From a series written for ABC Radio National’s Blueprint for Living. The drawing pin was first broadcast on 3rd December 2022. You can listen to the audio here.
The office is a treasure trove of clever design. Along with the various clips and binders, most of which we thought would become redundant as the world became computerised and paperless, you’ll normally find a little container of drawing pins. You might call them thumb tacks or push pins, depending on where you’re from, but their essence and their useability is the same the world over. They’re just another in a battery of tiny workplace heroes, always on hand to help out.
Nails and tacks of all sorts have been around since people learned how to forge metal. The idea of tacks being used to pin papers to a board became popular in the eighteenth century as draughting became part of the new professions of engineer and architect. Tacks had long been used for upholstery, keeping stretched fabric or hide in place, but these had a long shaft and were intended only for single use. The drawing pin was small and stubby, just long enough to hold technical drawings in place while they were being worked on and then easy to remove. Officially, it was invented at the turn of the twentieth century but its creation is all a bit murky. Three men in three different countries supposedly had their eureka moment, all within a three year period. That this even merits comment shows the importance of this seemingly insignificant little fastener.

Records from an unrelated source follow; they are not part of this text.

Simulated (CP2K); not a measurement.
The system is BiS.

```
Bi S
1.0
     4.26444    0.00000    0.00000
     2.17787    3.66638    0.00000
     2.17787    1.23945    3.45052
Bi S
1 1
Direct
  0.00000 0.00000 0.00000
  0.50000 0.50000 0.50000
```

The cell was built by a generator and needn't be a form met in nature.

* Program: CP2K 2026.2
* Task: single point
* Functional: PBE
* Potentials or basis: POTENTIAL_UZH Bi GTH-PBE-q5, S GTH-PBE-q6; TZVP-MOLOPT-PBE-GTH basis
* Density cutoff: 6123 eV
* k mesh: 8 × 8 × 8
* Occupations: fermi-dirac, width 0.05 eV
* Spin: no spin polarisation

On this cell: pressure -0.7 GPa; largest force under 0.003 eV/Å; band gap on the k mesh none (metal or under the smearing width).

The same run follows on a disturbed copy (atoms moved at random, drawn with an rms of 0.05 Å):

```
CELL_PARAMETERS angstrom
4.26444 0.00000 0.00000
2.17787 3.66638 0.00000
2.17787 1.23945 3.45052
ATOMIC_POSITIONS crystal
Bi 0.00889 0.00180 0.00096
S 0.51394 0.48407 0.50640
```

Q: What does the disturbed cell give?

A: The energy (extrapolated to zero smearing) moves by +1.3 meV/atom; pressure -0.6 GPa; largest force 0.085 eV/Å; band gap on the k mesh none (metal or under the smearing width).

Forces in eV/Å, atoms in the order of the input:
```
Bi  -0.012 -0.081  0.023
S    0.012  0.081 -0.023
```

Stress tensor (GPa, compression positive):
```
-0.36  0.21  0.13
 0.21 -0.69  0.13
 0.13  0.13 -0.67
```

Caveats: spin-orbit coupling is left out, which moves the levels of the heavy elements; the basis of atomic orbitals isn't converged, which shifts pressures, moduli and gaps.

The first was Edwin Moore, an American who, in 1900, came up with what he called a push pin. His pin had an elongated metal head, making it easy to grip and pull out, and very like the multi-coloured plastic-headed pins one can buy today. He started the Moore Push Pin Company and made variations on his theme, adding coloured or longer heads around which thread could be wound, helpful if showing the route of a ship for instance or in some other display. These are now more commonly called map pins.
Over in Germany in 1903, a clockmaker in Lychen called Johann Kirsten came up with his idea for a flat-headed pin intended to hold drawings on a board. It was an all-in-one design, a flat metal disc with a triangular wedge cut out on two sides and bent down to form the sharp pin. An over-scaled version stands in the centre of the town today as a memorial to their famous son. And yet, in the same year, a Yorkshireman named Mick Clay supposedly came up with the same thing, also intended to be used for technical drawings. No one is quite certain whether it was Clay’s or Kirsten’s pins that a German entrepreneur called Otto Lindstedt saw but he took the idea and patented it as his own in 1905, a touch of unexpected skulduggery in the drawing pin world.
While the origin of the drawing pin remains a tad mysterious, the importance of its presence has never been questioned. Its usefulness might have come under siege with the invention of sticky tapes in America in the 1920s, known as Scotch tape there and Sellotape in Britain, but the fact that a pin didn’t stick to a paper but still helped attach it to a surface gave it a life beyond the drawing board. The beauty of a drawing pin is, in fact, its sustainability, the way it can be used again and again, even when rusty. Its humbleness is its genius. Artists have found beauty in the tiny fastener, too, like Andre Woolery who used the differently coloured heads of drawing pins to create portraits that shimmer like sequins. The drawing pin remains a staple of the noticeboard, enabling information to be passed around or advertised. Tiny in size, shiny by nature, and always useful, without it we might all have been less well-informed.